Russia’s gargantuan Zapad 2017 war games that began last week with Belarus rose suspicion among some NATO members who did not embrace Moscow’s narrative about the nature and scale of the sophisticated military drill. The Cold War days riven by mutual distrust and an acute sense of the need for military preparedness are back.
But another development created an additional problem for NATO: Turkey’s purchase of the Russian S-400 air defense system, conducted despite numerous objections voiced by its allies.
“They went crazy because we made the S-400 agreement. What were we supposed to do, wait for you? We are taking and will take all our measures on the security front,” Turkish President Recep Tayyip Erdogan said in remarks in Ankara.
The deal presented a real challenge for relations between NATO and Turkey, fueling speculation on whether the agreement points to a new geopolitical and military alliance between Moscow and Ankara, or is just a defense contract signed to boost Turkey’s air defense capabilities.
Though the deal was largely negotiated throughout the summer, Mr. Erdogan announced the signing of it last Tuesday after months of wrangling with Moscow over financial terms.

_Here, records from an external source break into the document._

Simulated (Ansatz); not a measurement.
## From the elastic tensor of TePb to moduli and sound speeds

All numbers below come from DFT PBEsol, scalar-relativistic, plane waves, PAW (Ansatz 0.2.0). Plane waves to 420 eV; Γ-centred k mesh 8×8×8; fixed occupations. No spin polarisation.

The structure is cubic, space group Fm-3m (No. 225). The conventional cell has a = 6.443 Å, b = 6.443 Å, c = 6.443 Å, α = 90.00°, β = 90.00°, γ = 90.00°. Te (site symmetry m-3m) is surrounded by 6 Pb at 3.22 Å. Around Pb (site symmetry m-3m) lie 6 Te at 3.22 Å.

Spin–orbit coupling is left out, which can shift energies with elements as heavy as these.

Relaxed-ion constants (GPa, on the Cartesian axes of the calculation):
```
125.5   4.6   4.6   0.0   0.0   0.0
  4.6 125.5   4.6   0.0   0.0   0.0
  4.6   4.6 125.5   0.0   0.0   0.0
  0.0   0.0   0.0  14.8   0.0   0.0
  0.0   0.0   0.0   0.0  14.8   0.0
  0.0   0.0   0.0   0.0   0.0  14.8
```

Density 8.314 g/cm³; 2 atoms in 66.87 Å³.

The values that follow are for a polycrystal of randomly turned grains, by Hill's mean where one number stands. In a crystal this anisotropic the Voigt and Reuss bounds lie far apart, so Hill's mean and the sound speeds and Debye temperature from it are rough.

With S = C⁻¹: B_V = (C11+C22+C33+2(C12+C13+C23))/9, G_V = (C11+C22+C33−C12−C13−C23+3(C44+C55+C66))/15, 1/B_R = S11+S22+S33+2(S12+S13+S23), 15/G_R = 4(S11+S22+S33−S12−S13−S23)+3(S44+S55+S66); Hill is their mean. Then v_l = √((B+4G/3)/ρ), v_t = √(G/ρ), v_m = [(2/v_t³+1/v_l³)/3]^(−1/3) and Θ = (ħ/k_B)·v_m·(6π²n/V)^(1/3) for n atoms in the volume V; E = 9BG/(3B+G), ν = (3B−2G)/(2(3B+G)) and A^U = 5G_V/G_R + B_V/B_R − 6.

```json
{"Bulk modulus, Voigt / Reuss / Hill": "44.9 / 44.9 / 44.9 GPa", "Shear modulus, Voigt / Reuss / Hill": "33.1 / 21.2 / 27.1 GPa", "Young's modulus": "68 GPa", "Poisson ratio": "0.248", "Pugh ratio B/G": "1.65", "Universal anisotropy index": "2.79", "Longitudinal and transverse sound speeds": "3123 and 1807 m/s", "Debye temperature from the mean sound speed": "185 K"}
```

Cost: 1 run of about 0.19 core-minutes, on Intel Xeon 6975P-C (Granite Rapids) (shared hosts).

The sale was negotiated at a time when Ankara found itself at odds with its NATO partners.
The Turkish government’s crackdown on political opponents at home has had reverberations beyond the country’s borders. Germany recently announced it would freeze arms sales to Ankara in response to the deterioration of freedoms and democratic mechanisms in Turkey.
“We have put on hold all big requests that Turkey sent to us, and these are really not a few,” German Foreign Minister Sigmar Gabriel said last week.
The S-400 deal also came after prosecutors in the U.S. state of New York introduced charges against the Turkish economy minister Zafer Caglayan and the chief executive of state-run Halkbank, Suleyman Aslan, over violations of U.S. sanctions against Iran. The indictment against Mr. Erdogan’s bodyguards was another point of friction that complicates the turbulent relationship.
Following Mr. Erdogan’s announcement of the final agreement with Russia, U.S. Senator Ben Cardin called on the Trump administration to impose sanctions against Ankara, saying that the deal violates congressional sanctions on Moscow introduced last month.
“Turkey’s purchase of Russian S-400s is significant in my view not so much as a self-standing event (no matter how important the fact itself may be) but rather as yet another step in Erdogan’s estrangement from NATO, the U.S. and the EU,” Nathalie Tocci, Director of the Istituto Affari Internazionali, told The Globe Post.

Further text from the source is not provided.